A community garden brings people together
Residents find a feeling of neighborliness as they tend to communal vegetable plots.
Kyle Green/AP/The Roanoke Times
ROANOKE, Va.
The boy rode up on a wobbly girls 10-speed bike.
He dragged along a hose to water his garden, a pair of raised beds neatly bordered with stones and filled with beans, tomatoes and leafy greens, and opened the nozzle up to a heavy mist.
Ezekiel Shemezimana is 17, a refugee from Burundi, and he tends this plot to help feed himself and his parents.
"In my country, if you don't have garden, you die," he said.
A few yards away, Erin Pope plucked black plum tomatoes from her garden. The vegetarian and her boyfriend wanted to raise their own food and save money.
"It's our first time," she said. "I think it's a good first time."
The stories that go with the plots in the Southeast Community Garden are as diverse as the crops. With 26 plots, the garden tucked into one of Roanoke's older, working-class neighborhoods has quickly become the flagship of the area's fledgling community garden movement.
Organizers say it's done more than provide food.
The simple act of tilling a vacant lot and inviting neighbors to farm a piece of it has become the seed of fellowship and broader neighborhood involvement.
"It has bound the neighborhood," said Mark Powell, director of the Roanoke Community Garden Association, the nonprofit that operates the garden.
"People that didn't know one another are now meeting one another," said Laura Padgett, president of the Southeast Action Forum. It's been such a success, the garden association recently won a grant of up to $36,000 to build an even bigger garden in the Hurt Park neighborhood.
The idea of a community garden is to take a fallow piece of property, divide it into plots, and use the shared space and interest to create a social opportunity that bonds a neighborhood, all while beautifying the area and creating a local food system. Another potential benefit is reduced crime in the area because of increased foot traffic and natural vigilance that come from people traveling to the garden.
The garden association got started about 18 months ago with an eight-plot garden that's still going in Mr. Powell's back yard.
Powell met Roanoke landlord Frank Roupas at a harvest festival last fall and told him about the Roanoke Community Garden Association. Roupas offered use of the lot on 14th Street for a dollar a year.
The group hired someone to till the field, marked off 300-square-foot plots, and got the word out by knocking on doors and posting fliers.
They added an outside spigot to a rental house on the property and got a couple of hoses. The tenant has a plot of her own, and the group pays the part of her water bill that goes above her regular usage. Shared tools are kept in a storage shed behind the house.

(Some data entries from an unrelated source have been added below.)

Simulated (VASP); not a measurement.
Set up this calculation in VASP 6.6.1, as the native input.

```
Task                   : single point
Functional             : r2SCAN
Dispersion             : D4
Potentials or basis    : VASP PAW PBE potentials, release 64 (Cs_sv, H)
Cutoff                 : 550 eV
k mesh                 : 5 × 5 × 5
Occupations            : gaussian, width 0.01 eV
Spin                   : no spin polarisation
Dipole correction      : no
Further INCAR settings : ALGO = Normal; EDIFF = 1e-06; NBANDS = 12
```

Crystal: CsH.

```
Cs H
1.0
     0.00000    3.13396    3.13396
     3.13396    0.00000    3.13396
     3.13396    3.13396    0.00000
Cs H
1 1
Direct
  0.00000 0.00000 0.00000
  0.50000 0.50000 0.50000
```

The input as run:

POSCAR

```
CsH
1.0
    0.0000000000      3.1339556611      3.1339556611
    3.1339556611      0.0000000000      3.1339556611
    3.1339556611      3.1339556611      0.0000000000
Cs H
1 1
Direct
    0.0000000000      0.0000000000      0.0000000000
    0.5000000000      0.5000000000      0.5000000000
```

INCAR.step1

The garden association won a $1,500 Community Development Block Grant from Roanoke to put a split rail fence around the lot. They spent $772 and returned the rest, Powell said.
Plots were offered on a first-come, first-served basis for a $20 annual fee. They went fast.
"There's so many people, I haven't met them all," Powell said.
The gardens must be organic, meaning no pesticides, herbicides, or chemical fertilizers.
The gardeners range from retirees and hobbyists to vegetarians and a "raw vegan" who eats no animal products at all and does not cook her food.
The lot is a lush green sea of crops in a quiet setting — tomatoes, onions, peppers, eggplant, beans, kale, corn, dill.
The plots seem to reflect gardeners' personalities, as well as preferences. One is all tomatoes, another nothing but cabbage. One has neat rows of staked beans, and the next has wild patches of squash.
Smells float by, the rot of compost giving way to the strong scent of basil.
Ezekiel, the teen from Burundi, doesn't know all his fellow gardeners' names, he said, but when he sees them, he knows who goes with each plot.
"Everyone's been really, really friendly," Ms. Pope said. People share their crops willingly.
That sharing is part of the social nature of it. "It really builds relationships," said Ms. Padgett, whose son plans to build a new shed and sitting area for his Eagle Scout project.
People are saving money, too. Powell said he and his wife cut their food bill to $20 per week for several months last year.
The garden has also sparked more involvement in the neighborhood.
Padgett said every gardener in Powell's back yard last year has gone on to other neighborhood involvement. One man is head of the neighborhood watch now. Others joined the neighborhood forum.
"We're trying to bring about some positive changes so people want to live in Southeast," Padgett said. "We need people to feel proud of where they live."
Community gardens date to the late 19th century, according to Betsy Johnson of the American Community Gardening Association, but it wasn't until the 1970s that benefits such as community-building and crime reduction were recognized and touted as reasons to create gardens.
In recent years, Ms. Johnson said, community gardens have been increasingly driven by governments and agencies.
"Putting a shovel in the ground and planting plants is the easiest part of starting a community garden," she said. But the garden won't be sustainable if it's not born of a desire in the community.
Roanoke's community-driven effort has caught the interest of government. The garden association recently won a $22,000 Community Development Block Grant to establish a community garden in the Hurt Park neighborhood, with an option for an additional $14,000 to buy land if necessary.
Powell said the money will go for a water system, raised beds for the elderly and people with disabilities, tools, fencing, and other amenities. The garden also will have a youth element in conjunction with the West End Center and the Virginia Cooperative Extension.
Powell has identified land for a garden in Wasena and is talking with the Vinton Town Council about a garden there, too.
Growing your own food seems catching.
"I can't imagine not having a garden now," Pope said. "I wouldn't ever go to the store and buy a tomato again."